Hill is a brilliant, lonely, and sexually troubled man, with a sad background and a number of personality defects that he shares with many of his criminal subjects. He believes this psychological kinship helps him understand their motivations and actions. With his understanding and knowledge, Hill then aids the police in capturing these violent criminals.

Jordon is an attractive, aggressive, and ambitious police officer who heads the Major Investigation Team in a fictitious British town called Bradfield. She had been one of Hill's first champions when criminal profiling was in its early stages, and the two peculiar professionals formed a personal relationship of sorts and became partners in solving crimes.

Making a return visit in The Retribution is Jacko Vance, who murdered 17 teenage girls and a police officer in The Wire in the Blood. This dark, brilliant character is a celebrated handsome millionaire former athlete with a prosthetic arm. He is also a former TV talk-show star who was once voted the sexiest man on British TV. He is charming, manipulative, and cold-blooded.
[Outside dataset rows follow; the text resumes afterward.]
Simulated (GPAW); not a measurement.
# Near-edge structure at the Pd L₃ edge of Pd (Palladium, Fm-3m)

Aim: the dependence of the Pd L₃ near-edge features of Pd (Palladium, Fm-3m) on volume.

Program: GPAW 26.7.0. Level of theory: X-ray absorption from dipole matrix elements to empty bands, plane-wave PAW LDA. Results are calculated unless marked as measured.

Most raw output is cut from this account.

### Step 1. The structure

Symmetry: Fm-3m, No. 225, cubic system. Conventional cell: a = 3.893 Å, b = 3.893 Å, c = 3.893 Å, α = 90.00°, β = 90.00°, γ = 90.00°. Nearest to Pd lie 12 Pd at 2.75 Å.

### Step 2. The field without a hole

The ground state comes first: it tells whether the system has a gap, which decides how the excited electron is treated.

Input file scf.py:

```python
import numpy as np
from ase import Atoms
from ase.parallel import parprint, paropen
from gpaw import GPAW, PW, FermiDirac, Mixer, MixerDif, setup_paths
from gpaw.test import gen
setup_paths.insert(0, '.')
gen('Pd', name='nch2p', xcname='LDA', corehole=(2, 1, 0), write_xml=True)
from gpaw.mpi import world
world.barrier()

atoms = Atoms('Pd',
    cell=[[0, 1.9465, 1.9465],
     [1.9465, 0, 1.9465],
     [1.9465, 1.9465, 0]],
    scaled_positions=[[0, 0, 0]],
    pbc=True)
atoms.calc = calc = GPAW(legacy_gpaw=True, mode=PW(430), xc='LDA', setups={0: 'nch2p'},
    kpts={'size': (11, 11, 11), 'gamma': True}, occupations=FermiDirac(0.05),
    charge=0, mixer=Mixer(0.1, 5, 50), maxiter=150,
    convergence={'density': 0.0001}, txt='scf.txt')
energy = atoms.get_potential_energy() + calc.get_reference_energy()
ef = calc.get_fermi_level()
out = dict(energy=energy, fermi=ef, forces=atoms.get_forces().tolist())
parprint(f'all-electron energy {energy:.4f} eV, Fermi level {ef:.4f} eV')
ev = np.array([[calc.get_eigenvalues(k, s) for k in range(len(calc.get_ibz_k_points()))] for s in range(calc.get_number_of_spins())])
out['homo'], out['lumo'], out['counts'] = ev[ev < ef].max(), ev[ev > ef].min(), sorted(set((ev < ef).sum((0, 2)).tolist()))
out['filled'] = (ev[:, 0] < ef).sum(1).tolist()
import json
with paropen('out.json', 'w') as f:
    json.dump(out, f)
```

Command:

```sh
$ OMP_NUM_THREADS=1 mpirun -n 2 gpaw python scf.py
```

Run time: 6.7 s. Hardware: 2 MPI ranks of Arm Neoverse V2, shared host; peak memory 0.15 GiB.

Imprisoned at the end of The Wire in the Blood, Vance sits in prison 12 years later at the beginning of The Retribution, plotting his escape and eventual revenge on the people who placed him in his cell.

Informed of Vance's eventual escape, Hill writes a report to the Home Office stating that Vance suffers from narcissistic personality disorder. The key to understanding Vance, Hill offers, is his need to be in control.